Janelle Cammenga- Staff Writer
Much to the dismay of the European Space Agency (ESA), the Schiaparelli lander crashed into the surface of Mars on Oct. 19.
However, the ESA wasn’t too dismayed, as it plans to reuse much of the landing technology in other projects. After all, who’s to say that the failure was caused by the altimeter? Or the parachute? Or the aero shell that was meant to slow it down during its descent? Hopefully, no one will be saying such things, especially because, according to Daniel Clery of Science Magazine, all of those parts are being used in the 2020 ExoMars rover.
ESA first started to sweat over Schiaparelli’s landing when they lost the lander’s signal after its parachute was deployed. Analysis of the landing showed that the chute deployed successfully and the aero shell detached as it should have. Whether or not the stabilizing thrusters fired as they were supposed to is anyone’s guess.
At least the ESA had an optimistic twitter feed announcing the arrival on Mars. After all, even if the lander wasn’t communicating with the ESA, the ESA may as well communicate with the world.
Schiaparelli may have crash-landed on Mars, but the Trace Gas Orbiter (TGO) that brought the lander to the planet successfully made it into orbit. The Orbiter will track the amounts of methane in the atmosphere and pinpoint the source of the gases.
The ESA plans to emphasize the success of the TGO when gaining funding for the upcoming 2020 ExoMars rover. Because they need to sell the idea of launching a rover with the same landing technologies as the Schiaparelli failure, the ESA can use all of the talking points they can get.

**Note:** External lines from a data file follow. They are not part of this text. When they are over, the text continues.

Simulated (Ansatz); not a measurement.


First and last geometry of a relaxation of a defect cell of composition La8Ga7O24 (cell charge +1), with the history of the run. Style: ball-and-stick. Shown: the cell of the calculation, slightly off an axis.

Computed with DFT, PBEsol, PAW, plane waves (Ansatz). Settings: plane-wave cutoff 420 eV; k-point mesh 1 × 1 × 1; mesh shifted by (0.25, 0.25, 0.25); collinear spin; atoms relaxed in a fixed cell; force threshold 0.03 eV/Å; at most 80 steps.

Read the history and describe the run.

NASA is also planning a 2020 Mars landing, and the Agency realizes that it could face similar problems.
“Every Mars landing teaches us things,” said Allen Chen, who will serve as the entry, descent and landing team leader for NASA’s 2020 mission. “The only true failure is to stop trying.”
Well, that, and crash-landing into the surface of another planet. By more skeptical accounts, that might be considered a failure, too.